Sex and the College Student
TO THE EDITOR:
I was delighted to see in the public press the announcement that the Trustees have unanimously approved the removal of consideration of sex as a criterion for admission to Dartmouth College. The Trustees are to be applauded for this decision which will undoubtedly help to continue Dartmouth's position of leadership in higher education in this country.
Having maintained my contact with the Alumni Council for many years, I am aware of the pressures brought to bear on the Trustees and the administration against such a decision, but I am sure that the educational excellence of the College will be greatly enhanced. The Trustees have shown wisdom and foresight.
Henniker, N.H.
(Although some press reports have impliedotherwise, the Trustees indicated that theremoval of sex as a criterion for admission willbe a gradual process. Ed.)
TO THE EDITOR:
In a period when criticism is frequent and praise relatively rare, I'd like to congratulate the Board of Trustees on its historical decision with respect to the composition of the Dartmouth undergraduate body.

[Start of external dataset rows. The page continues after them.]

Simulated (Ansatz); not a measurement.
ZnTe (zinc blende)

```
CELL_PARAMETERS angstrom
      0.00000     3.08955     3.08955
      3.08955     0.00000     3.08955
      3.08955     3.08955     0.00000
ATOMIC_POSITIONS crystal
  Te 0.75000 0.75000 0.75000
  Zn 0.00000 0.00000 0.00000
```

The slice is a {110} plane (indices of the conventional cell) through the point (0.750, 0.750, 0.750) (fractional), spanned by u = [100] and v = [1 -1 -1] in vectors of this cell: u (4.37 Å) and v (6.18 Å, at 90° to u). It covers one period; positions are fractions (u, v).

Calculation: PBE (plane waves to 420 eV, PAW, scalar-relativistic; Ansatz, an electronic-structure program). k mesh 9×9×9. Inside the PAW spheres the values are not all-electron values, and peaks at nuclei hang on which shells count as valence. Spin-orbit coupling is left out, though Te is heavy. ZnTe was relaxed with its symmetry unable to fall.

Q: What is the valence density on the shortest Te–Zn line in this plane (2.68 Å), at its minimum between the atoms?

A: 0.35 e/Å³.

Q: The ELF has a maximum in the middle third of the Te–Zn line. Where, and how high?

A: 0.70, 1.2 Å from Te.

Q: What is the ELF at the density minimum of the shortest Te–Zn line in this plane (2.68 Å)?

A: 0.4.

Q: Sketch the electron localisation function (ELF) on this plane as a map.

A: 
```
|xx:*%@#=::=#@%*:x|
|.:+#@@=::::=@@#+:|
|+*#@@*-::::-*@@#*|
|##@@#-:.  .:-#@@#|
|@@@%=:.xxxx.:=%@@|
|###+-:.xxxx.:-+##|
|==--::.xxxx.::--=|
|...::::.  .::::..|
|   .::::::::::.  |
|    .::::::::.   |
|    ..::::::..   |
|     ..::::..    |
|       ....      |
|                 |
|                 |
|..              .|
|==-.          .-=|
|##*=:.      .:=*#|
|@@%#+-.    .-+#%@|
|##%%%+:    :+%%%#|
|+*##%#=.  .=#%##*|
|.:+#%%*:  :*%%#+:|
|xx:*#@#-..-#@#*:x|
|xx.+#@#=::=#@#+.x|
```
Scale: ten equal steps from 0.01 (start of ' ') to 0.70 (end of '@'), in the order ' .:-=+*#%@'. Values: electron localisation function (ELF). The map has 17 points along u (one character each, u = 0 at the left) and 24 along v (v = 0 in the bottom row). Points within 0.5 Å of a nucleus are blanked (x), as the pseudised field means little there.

The Trustees' statement of principle is greatly to be applauded, not merely for its implications concerning the role of women at Dartmouth, but above all for its emphasis on excellence and contribution to national leadership as the primary objective of the College.
Knowing that the alumni have great reservations on the matter of the male-female ratio, it is to be hoped that the Board's decision will lead to a better understanding of the functions of Dartmouth - and therewith to a more openminded orientation to admissions criteria.
Most specifically, it would be well if the alumni were to consider the composition of the undergraduate body in a more businesslike way. In reading some statements of the debate in the Alumni Council, I had the impression of a business meeting of Standard Oil, in which a strong argument was being made to maintain the ratio of kerosene to gasoline produced by the company in the 19205! If Dartmouth's role is to prepare students for leadership roles in our society - and if women are to play these roles in greater frequency in the future - nostalgia for the past, be it kerosene lamps or road trips to Smith, can be overdone....
After all, it could be said that the College makes an investment in its undergraduates and that Dartmouth as an institution is particularly dependent on the support, not to mention the financial contributions, of its alumni. In this sense, just as any business must study its market, Dartmouth must respond to changes in the demography and economics of higher education. And given recent projections of the likely decline in the numbers of the age group of college students, it can be argued that the Board's decision is in any event inevitable if the College is to maintain its standards of excellence.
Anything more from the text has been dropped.